No, an image is a well ordered grid of pixels. The 3D variant would be voxels, and Nvidia recently released a project to do scene reconstruction with sparse voxels [0].
If you take these triangles, make them share vertices, and order them in a certain way, you have a mesh. You can then combine some of them into larger flat surfaces when that makes sense, draw thousands of them in one draw call, calculate intersections, volumes, physics, LODs, use textures with image compression instead of millions of colored objects, etc with them. Splatting is one way of answering the question "how do we reproduce these images in a way that lets us generate novel views of the same scene", not "what is the best representation of this 3D scene".
The aim is to find the light field that describes the scene, and if you have solid objects that function can be described on the surface of those objects. Seems like a much more elegant end result than a cloud of separate objects, no matter what shape they have, since that's much closer to how reality works. Obviously we need to handle volumetrics and translucency as well, but if we model the real surfaces as virtual surfaces I think things like reflections and shadow removal will be easier. At least gaussian splats have a hard time with reflections, they look good from some viewing angles, but the reflections are often handled as geometry [1].

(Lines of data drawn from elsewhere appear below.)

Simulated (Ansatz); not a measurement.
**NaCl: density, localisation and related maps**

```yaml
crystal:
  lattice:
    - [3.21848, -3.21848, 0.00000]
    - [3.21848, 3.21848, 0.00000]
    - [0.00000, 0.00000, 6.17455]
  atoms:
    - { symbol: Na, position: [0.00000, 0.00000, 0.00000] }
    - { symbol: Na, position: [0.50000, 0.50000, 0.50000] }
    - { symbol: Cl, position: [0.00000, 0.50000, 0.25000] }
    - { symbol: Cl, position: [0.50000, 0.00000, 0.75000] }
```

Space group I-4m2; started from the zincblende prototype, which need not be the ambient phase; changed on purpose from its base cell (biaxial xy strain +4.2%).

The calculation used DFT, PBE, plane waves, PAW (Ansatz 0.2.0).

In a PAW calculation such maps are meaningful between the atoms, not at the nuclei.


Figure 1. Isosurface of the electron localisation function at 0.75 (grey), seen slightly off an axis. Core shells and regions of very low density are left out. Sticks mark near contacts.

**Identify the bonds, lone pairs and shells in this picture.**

I'm not arguing that it doesn't look good or that it doesn't serve a purpose, sometimes a photorealistic novel view of a real scene is all you want. But I still don't think it's the best representation of scenes.
I still love this older paper on Plenoxels : https://alexyu.net/plenoxels/
It made so much sense to me: voxels with view dependent color, using eg. spherical gaussians.
I don't know how it compares to newer techniques, probably badly since nobody seems to be talking about it.
They're mentioned in the SVRaster paper.
I'm unsure whether it is me, but one of us is confused about the representation of a 2D image with a 3D scene. it's absolutely correct that a digital (2d) image is a grid of pixels. We can call it a soup if you want. An audio file, our text document are soups too.
A 3D scene (the digital representation) is structure that can't be reduced to a simple grid. At least it better not to or it wouldn't look great from almost all angles.
Back to the splats...
Gaussian Splatting is a technique designed to tackle what seemed like impossible or at least prove extremely challenging with 3D scene reconstruction. The authors took a radically different approach and demonstrated feasibility. I haven't meant anybody who would look at a gaussian splatting reconstruction of a scene, and claim another method would look better. Or even could look better. Maybe some day, but as of 2025 there isn't.
On the voxel definition. I don't see vowel as encompassing any (as in all) 3d structure representation. I mean by that voxel is a definition.. A good one. But not every representation fit into that definition so we better watch out with what we infer about anything that doesn't fit in.
Imo gaussian splats do not form a voxel. But, let's say they do. So what? No idea how that's relevant to my point which is that gaussian splatting (voxel or not voxel) is a superior technology to any other for 3d reconstructions to date. I even caveated the cases where this method would be totally unhelpful. As of now editing splats is barely a thing (Super splats is super, but all we may do is remove splats) Some software can fuse, even adjusts properties of the splats, areas of splats, but these editing solutions are at their infancy, so they just don't count.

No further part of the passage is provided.